- Reforms are intended to strengthen the banks -

he Nigerian banking sector, which comprises dozens of indigenous players as well as some well-known foreign institutions, is in a state of flux as sweeping reforms start to take effect.

The Central Bank of Nigeria (CBN) is leading the overhaul with fundamental changes that are re-shaping the very structure of the industry. In July 2004, the CBN’s respected governor, Charles Soludo, unveiled a sweeping 13-point reform programme intended to pave the way for a more competitive and efficient financial services sector.

Recapitalisation leads to consolidation through mergers and acquisitions

At the heart of the reform process was a recapitalisation exercise, notably the introduction of minimum capital requirements, a move designed to facilitate consolidation through bank mergers and acquisitions.

The central bank directed the country’s 89 banks to raise their capital individually or through mergers or they would lose their banking licences. The minimum capital requirement was raised sharply by 12 times to N25 billion (£106 million) in a shake up of the crowded and fragile sector.

The intention, according to Professor Soludo, is to stop the rot that has afflicted the industry in past years. “The agenda is a pre-emptive and pro-active measure to prevent a systematic crisis and collapse of the banking industry, and permanently stop the boom and bust cycles that have characterised the industry,” he says.

More fundamentally, the reforms are aimed at ensuring a sound, responsive, competitive and transparent banking system, better suited to the demands of the emerging Nigerian economy and the challenges posed by global and regional integration.

There are already clear signs that the strategy is working. A recent high-profile merger deal between Standard Trust Bank (STB) and United Bank for Africa (UBA) is aimed at creating the largest bank in Nigeria.

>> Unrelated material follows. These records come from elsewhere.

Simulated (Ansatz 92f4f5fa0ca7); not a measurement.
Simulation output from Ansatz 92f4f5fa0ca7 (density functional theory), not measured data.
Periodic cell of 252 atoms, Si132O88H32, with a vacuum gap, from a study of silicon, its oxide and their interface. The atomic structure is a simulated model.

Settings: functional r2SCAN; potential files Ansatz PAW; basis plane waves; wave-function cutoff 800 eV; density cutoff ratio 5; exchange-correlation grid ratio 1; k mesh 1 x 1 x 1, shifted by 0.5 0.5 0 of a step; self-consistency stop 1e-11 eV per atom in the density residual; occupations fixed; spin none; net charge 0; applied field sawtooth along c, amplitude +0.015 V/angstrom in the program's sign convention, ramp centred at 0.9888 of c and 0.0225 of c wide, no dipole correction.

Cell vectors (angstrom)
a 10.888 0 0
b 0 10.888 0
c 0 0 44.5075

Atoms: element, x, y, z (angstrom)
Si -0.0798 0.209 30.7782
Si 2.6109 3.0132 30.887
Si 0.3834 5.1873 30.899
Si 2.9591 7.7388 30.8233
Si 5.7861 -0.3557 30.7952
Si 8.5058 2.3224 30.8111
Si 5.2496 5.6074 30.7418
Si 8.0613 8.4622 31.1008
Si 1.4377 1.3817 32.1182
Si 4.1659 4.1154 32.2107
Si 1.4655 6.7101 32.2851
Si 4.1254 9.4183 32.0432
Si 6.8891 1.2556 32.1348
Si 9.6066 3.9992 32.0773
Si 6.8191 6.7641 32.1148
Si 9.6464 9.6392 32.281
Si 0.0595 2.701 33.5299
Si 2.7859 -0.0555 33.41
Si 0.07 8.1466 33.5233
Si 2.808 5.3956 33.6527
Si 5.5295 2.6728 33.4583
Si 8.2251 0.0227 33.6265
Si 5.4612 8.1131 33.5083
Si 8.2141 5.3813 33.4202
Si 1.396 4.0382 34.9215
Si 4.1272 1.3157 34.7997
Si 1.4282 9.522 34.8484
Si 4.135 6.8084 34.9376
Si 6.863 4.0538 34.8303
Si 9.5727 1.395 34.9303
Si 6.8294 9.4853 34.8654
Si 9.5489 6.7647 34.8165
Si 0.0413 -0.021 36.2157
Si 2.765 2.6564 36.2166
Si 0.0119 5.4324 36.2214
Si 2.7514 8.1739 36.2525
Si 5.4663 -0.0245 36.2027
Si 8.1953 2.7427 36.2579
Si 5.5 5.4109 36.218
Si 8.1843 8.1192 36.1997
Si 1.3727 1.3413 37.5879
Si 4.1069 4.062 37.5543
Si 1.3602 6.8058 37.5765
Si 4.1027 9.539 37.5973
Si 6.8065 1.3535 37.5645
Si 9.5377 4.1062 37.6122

Numerous other outline merger deals have also been agreed and are making headway. Indeed, in an attempt to speed up the process the government is even offering incentives for all deals completed before the year end.
Professor Soludo says that more and more institutions are now clearing the minimum capital hurdle, a sign that the industry is already on a firmer footing. “In our consolidation effort, 16 banks are already sure to make the new capital requirement compared to only two banks as at 6 July 2004.”

The changes have received a positive response, both inside the industry and elsewhere, notably from foreign donors and investors.

One of the benefits of an improved financial infrastructure is the greater access to capital to fuel further economic growth, a primary objective of the government. “It is also good news that fresh funds are flowing into Nigeria in response to the emerging investment opportunities in the Nigerian banking sector as a result of the consolidation exercise,” says Soludo.

The CBN is already starting to look at the Nigerian post-merger banking environment, with plans for mandatory risk management measures to ensure continued stability as well as to foster a general climate of transparency and accountability.

The measures would also reduce the potential for bank failures, a problem that has blighted Nigeria in the past. According to Professor Soludo, sound corporate governance structures would provide “a form of insurance” against such an eventuality. He says that the price of the new emerging banks failing is one that the country cannot afford to pay.

The attention to detail underlines the determination of the financial authorities to make sure the reforms succeed, another building block in Nigeria’s re-awakening.